IVY AT BEAVER STADIUM
The list of alma maters of Franklin’s staff reads like a who’s who of U.S. News & World Report’s annual university rankings (Vanderbilt is No. 17, Penn State No. 37). D-coordinator Bob Shoop went to Yale and was head coach at Columbia. Quarterback coach Ricky Rahne was a three-year starter at Cornell. Josh Gattis was all-conference twice at Wake Forest. Director of player personnel Andy Frank has a B.S. degree from Princeton. In engineering, to boot.
Offensive coordinator John Donovan earned a sociology degree from Johns Hopkins, then topped that off with a master’s in economics from Georgia Tech. As a Yalie, Shoop studied economics, so you can imagine the conversations between the two coordinators about the high interest in Penn State’s low amount of bench reserves. That’s not to mention the trending impact of the NCAA penalties on wins and losses, both on the financial ledger and the playing field.

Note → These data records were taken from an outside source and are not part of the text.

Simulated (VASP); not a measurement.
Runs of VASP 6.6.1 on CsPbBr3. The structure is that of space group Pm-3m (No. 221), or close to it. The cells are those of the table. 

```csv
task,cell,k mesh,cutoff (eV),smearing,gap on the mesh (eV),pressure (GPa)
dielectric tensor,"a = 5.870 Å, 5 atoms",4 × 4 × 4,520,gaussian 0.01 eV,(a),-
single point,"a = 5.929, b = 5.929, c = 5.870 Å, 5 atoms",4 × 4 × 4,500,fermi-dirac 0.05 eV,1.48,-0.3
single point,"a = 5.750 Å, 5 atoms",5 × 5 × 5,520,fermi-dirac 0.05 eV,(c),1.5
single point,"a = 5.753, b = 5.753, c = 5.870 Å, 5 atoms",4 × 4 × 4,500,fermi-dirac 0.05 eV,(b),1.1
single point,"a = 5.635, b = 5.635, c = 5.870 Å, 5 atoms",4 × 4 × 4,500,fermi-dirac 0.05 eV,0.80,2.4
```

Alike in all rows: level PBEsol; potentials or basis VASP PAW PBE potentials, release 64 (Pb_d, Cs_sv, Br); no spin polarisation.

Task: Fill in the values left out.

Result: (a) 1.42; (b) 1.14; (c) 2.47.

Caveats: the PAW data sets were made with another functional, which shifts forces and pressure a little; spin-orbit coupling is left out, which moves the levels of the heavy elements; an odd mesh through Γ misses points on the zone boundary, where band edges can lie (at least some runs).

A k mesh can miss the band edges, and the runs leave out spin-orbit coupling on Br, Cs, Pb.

Offensive line coach Herb Hand has a master’s to complement his undergrad degree in history from Hamilton (N.Y.), established in 1793. Hamilton’s credo touts that it is “a national leader in teaching students to write effectively, learn from each other and think for themselves.” Sounds tailor-made for the Twitter and Reddit worlds where Hand loves to (word) play.
Speaking of which: Hand clearly has his hands full with an undermanned offensive line. Nowhere else on the squad is a deft teaching hand more needed. Compounding matters, with Miles Dieffenbach out of action Penn State’s 92-man spring roster now features 58 players with freshman and sophomore eligibility – 63% of the team. The young roster will get even more inexperienced in the fall, when Franklin welcomes at least 20 more freshmen. That should give Penn State a roster where almost seven out of every 10 players will have freshman or sophomore eligibility.
“We have a long ways to go,” Franklin said last week, “in development in schemes, concepts, understanding what it is going to take to get this program where we want it to be.”
Behind the scenes, the Nittany Lion staff packs a lot of brainpower to get that job done. Michael Hazel, director of football operations, leads the academic pack with three degrees – a bachelor’s and MBA from Elon and a master’s in organizational leadership from Vanderbilt. Kevin Threlkil, director of football administration, has a master’s in college student personnel in athletics from Kansas State, while chief of staff Jemal Griffin got his management science degree at Coppin State. Galt earned his master’s in exercise physiology.
It’s titles like that which Franklin clearly relishes. And emblematic of an academic bent of which he is quite proud. While showing an executive from the World Wide Leader around the offices a few weeks ago, Franklin interrupted a pair of meetings to introduce the visitor to each and every coach and GA. Franklin not only announced each one’s coaching title, but his alma mater as well.
The staff of 15 also holds two degrees from Vanderbilt – “our last institution,” as Franklin likes to call it -- and one from Penn State, a degree in business management earned by secondary coach Terry Smith.
Running backs coach Charles Huff – a graduate of Hampton University, founded in 1868 and boasting “The Standard of Excellence, An Education for Life” – says the challenging Vanderbilt experience prepared the dozen-plus Franklin acolytes who came to PSU from Vandy.
“At Vanderbilt, we were used to an emphasis on academics,” Huff said in January when he was hired. “What helped us – because we could see the importance of both – was that we knew you can play football and be smart, if that makes sense. Some people just thought, ‘They just pushed him along,’ but we knew they had to be good students, too.”
Franklin has echoed that loud and often since he arrived at University Park. He has credited the Penn State players’ academic prowess as a key indicator in easing the transition for everyone in the program.
“We have smart kids here. I think that helps,” Franklin said after practice last week. “We have smart kids off the field who are football smart as well. That’s important for us.”
One of the smartest guys on the field for Penn State is quarterback Christian Hackenberg. After studying with QB master Bill O’Brien as a freshman last season, Hackenberg is now under the tutelage of the 33-year-old Rahne, a former quarterback himself. As a three-year team MVP at Cornell, Rahne threw for 7,710 yards and 54 touchdowns, with 25 200-yard games.
It appears that those who do can also teach.
“Coach Rahne brings a lot of energy,” Hackenberg said on Thursday. “He’s younger and brings a lot of the game. It’s always fun to go to meetings with him. You always come out learning something. Very passionate, high energy, very fun to work with.”